Several aboriginal bands have contacted him and sought advice about undertaking similar cartographic projects. “Every year that goes by there seems to be more and more interest in this sort of thing,” he says. “I’ve had calls from aboriginal people in Ontario, Quebec and New Brunswick, but there are many areas in eastern Canada where you can no longer do a detailed historical map.” Macdonald says this is because there are no or at least very few people around who know the history.

Macdonald began pursuing his research in earnest in the early 1970s, after obtaining a master’s degree in fisheries and starting his career with the provincial agency then known as the Department of Lands and Forests. He acquired first-hand knowledge of Temagami through canoe trips and snowshoeing expeditions, which he supplemented by interviewing elderly Anishinawbeg trappers.

Many of them had been born and raised in the bush and learned to hunt and trap from their elders, but by the 1970s those ageing trappers were the last link with the ancient world of the Anishinawbeg. For centuries, the Anishinawbeg people would spend the winters in small camps of two or, at most, three families and work their traplines. In the spring they would harvest maple syrup and in the summer families from throughout the territory would gather on Ka-tay Te-mee-ay-ga-maw Minis, an island in Lake Temagami. They harvested whitefish and cultivated maize, a small, hardy variety of corn, and in the fall returned to their winter camps.

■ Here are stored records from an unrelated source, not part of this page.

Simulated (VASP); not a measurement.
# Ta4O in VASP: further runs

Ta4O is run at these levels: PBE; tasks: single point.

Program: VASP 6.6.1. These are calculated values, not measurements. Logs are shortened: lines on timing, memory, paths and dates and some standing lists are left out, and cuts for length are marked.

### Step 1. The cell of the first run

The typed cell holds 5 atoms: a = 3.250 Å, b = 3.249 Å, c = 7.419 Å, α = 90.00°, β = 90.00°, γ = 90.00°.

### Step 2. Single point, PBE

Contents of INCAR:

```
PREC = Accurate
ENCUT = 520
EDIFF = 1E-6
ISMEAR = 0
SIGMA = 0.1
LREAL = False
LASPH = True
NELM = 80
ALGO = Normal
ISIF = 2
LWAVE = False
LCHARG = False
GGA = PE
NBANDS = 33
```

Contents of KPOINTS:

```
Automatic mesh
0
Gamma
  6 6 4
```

Macdonald estimates that he interviewed 500 native elders on Bear Island and several nearby reserves in Ontario and Quebec. He accumulated hundreds of pages of field notes and collected material on a sweeping array of things, including Anishinawbeg spiritual beliefs, conjuring methods, canoeing techniques and places to hunt, set snares and collect pipestones. “I talked to the oldest people I could find and the younger people had trouble listening because the elders were talking about places they had never been,” recalls Macdonald.

His most aged informant was Phileas Lepage, who was 108 at the time of their interview and was likely born around 1868. A few days before Macdonald spoke to him, Lepage had had dinner with then Ontario premier Bill Davis and prime minister Pierre Trudeau because at the time he was one of the oldest surviving veterans of World War I. “He was of such antiquity that he had seen Sir John A. Macdonald giving election speeches from the back of trains,” says Macdonald.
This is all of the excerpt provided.